Sunday, October 27, 2013


Museums leave me feeling inspired, but also intimidated.  I endeavor to understand the pieces that are collected in museums because surely it will help me understand the history and nature of art. Sometimes I am successful and often times I am not.  My sister, the artist, has taught me that sometimes art is important because the artist was able to imagine something entirely new and then dared to actually create it.  My favorite example of this is a painting she and I saw in a Washington DC museum where the artist had attached slices of bread to a canvas and then painted the whole thing white.  He was both imaginative and daring.

My travelling companions and I visited quite a few museums during our European trip this past summer.  Although photos are usually not allowed, I was able to capture a few of my favorite pieces.

These pictures are by Robert Delauney from the Musee d'Art Moderne in Paris.

These pieces are from the Louisiana Museum in Copenhagen.

I am attracted to the color, line and shape of abstract art.  Hopefully one day I will be daring enough to actually create my own abstract art.
- christina

Sunday, October 20, 2013

CREATE Revisited

Back in August my BFF and I attended CREATE Chicago, a mixed media retreat.  Each year we say that we are going to be very selective about the classes we sign up for, but once the catalog comes out we lose all self-control.  This year I took 5 classes and my BFF took 8.

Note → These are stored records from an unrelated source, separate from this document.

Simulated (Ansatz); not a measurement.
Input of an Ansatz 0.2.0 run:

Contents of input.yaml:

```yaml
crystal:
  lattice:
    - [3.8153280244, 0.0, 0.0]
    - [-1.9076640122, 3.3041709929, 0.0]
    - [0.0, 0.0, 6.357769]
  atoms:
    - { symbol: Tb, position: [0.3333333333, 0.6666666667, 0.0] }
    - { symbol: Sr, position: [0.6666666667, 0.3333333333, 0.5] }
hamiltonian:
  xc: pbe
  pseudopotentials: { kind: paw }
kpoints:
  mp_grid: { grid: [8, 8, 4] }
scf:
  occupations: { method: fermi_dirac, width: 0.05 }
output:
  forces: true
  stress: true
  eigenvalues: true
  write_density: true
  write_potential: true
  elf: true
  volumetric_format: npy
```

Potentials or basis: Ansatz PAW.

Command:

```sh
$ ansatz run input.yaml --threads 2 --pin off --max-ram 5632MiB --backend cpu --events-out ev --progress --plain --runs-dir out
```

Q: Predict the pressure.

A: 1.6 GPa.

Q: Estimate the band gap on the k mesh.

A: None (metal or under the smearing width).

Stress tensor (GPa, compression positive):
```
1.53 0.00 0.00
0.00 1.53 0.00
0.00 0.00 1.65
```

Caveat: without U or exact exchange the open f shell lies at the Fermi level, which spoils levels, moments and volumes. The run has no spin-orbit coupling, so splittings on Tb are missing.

A last minute choice was the “Dream House” class with artist Cindy Wunsch.  I used 2 10x10 canvases to paint my figurative dream house (not literal dream house).  The process started with collage on the canvas using fabric, paper, and ephemera.

The next step was to paint the background.  Cindy’s technique is to apply the acrylic paint using a paint chip as a brush.  The paint chips are made of thick paper and that prevents the paint from getting into all the cracks, leaving some of the collage to show through.  And paint chips are free!

Additional paint can be layered over the background.  We also added some spray paint using a stencil and some silver leaf.  Ephemera can be added as a top layer as well.  Finally the whole thing is sealed with resin, a process that Cindy did for us overnight.  I was so excited to see the results the next morning! 
My pictures express my belief that life should be an adventure
and I don't think of "home" as a physical place.

I love my paintings and I love the ones my BFF made as well.  

My BFF's "houseboat" that carries her whole family.
My BFF wasn’t so excited about the prospect of taking this class because she thought it would be too “touchy-feelly”  (since it was all about expressing your desires for safety, security, and growth through an imaginary house).  In the end, though, she loved the process and she loved her product, luckily for me.

What do you imagine when you think of your "dream house?"
- christina

Saturday, October 5, 2013

Ice Dyed Fabric

A friend of mine is creating an art quilt. She is starting by dying her own muslin in a process called ice dying.  I asked her to please teach me how to do it and she thankfully agreed to share her supplies with me. 

We began by soaking the muslin in pot ash.  It prepares the fabric to accept the dye. The dye is in powdered form and comes in man bright colors.  We each chose 3 colors for our buckets.
The powdered dyes

The wet fabric is then placed in a bucket with ice and dye in the following order: ice, dye, fabric, ice, dye, fabric, ice, dye.  The bucket is placed in the sun for a day while the ice melts,  and then the fabric is rinsed repeatedly.

Ice, Dye, fabric and repeat the layering

The bucket needs to sit in the warm sun, covered
with plastic, for at least a day to melt the ice

The fabric at the bottom is the darkest and the one on top ends up being the lightest.  The results have a tie-dyed effect.
The fabric on top of the bucket ends up being
lighter than the fabric at the bottom. 

You can never be sure of the results until
the fabric is all dry.

I am not sure what I am going to do with the fabric but I love the results.  I hope my friend lets me join her again in a dying session, but it requires a warm, sunny day.  I think we will not have any more of those in the Midwest for a while.  At least I have some fabric to play with throughout the long winter months.